Unlike other cities, where the issues and concerns that shape urban planning are intended to set the scene for architectural display and progress, Berlin's major task has, for years, remained in having to cope with political and cultural moments and monuments, remnant of the German history. Berlin establishes its laboratory, not by the clarity of its contradicting historical cultural layers in the contemporary city or its aspired goal of maintaining a closely knit and multi-functional inner city, but by embracing its past in its very rejection. And so, ontemporary Berlin, develops a style characterized by compulsiveness and fear, one that is forged from economic calculations and self-assured capitalism. History, for Berlin has always been inescapable; be it the period between the two world wars, the reign of Adolf Hitler and its influences on the city, the divided city and the rise and fall of the Berlin Wall, Berlin continuously evolved as a register of changes, having a troubled relationship with its past and yet continuously living in it and with it - "A city condemned to always 'become', and never really be.."

Berlin as a city evolved with time and in its very specific historic context, in the process developing ideas that became universal - new urban ideas that it developed through a projection of it ownself into the future. For instance, the IBA or the International Berlin Exhibition attempted a critical reconstruction of the urban structure through local as well as international agendas. With repeated contemporary challenges facing the city, Berlin became a laboratory for the "mixed city" dealing with concerns ranging from industry, productivity, mobility, environment sensitivity and public development, an instant city that was flexible in program and could attempt and accommodate a variety of temporary projects - hence, a model that could develop a universal vocabulary.

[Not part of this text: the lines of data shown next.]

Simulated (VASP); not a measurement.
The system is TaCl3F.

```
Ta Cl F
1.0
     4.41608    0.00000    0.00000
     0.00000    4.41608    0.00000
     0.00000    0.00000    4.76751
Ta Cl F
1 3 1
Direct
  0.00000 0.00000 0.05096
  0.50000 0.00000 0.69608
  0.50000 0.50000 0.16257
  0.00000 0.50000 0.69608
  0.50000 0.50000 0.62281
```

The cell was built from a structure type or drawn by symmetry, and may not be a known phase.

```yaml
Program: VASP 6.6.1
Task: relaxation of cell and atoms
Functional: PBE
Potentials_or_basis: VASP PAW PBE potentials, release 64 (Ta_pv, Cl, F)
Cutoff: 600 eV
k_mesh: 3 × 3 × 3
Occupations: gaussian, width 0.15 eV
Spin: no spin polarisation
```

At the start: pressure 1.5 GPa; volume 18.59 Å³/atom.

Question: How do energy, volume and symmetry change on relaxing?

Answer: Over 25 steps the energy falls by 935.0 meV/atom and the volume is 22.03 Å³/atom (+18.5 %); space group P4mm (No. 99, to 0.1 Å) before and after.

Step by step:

Although a 200 year old city, Berlin had no Roman roots or origin, was neither a major medieval trade or religious center. The first city map of 1648 declared Berlin as the capital of Prussia, and strategically located it between two rivers, connected well for commercial and economic growth. This Unter den Linden was modeled on Haussmann's French boulevards and the Prussian monarchy set up its royal seat here. The city was based on new laws of land ownership with clear geometries, primacy of the street and distinction between monument and fabric. Decentralization focused away from the palace and new centers came up in the city using architecture to shape the fabric and create public spaces, rather than standing out as independent monuments. After Napoleon's defeat at Waterloo, Karl Friedrich Schinkel introduced the idea of the Cubical City - the perception of space beyond the object of architecture, giving it instead a space channelizing capacity to produce urban space. Quintessentially a modern idea, it attempted to create interior-exterior connections so that architecture was its own agency, a polemical island, panoramic and anti-perspectival, and buildings controlled visual experience.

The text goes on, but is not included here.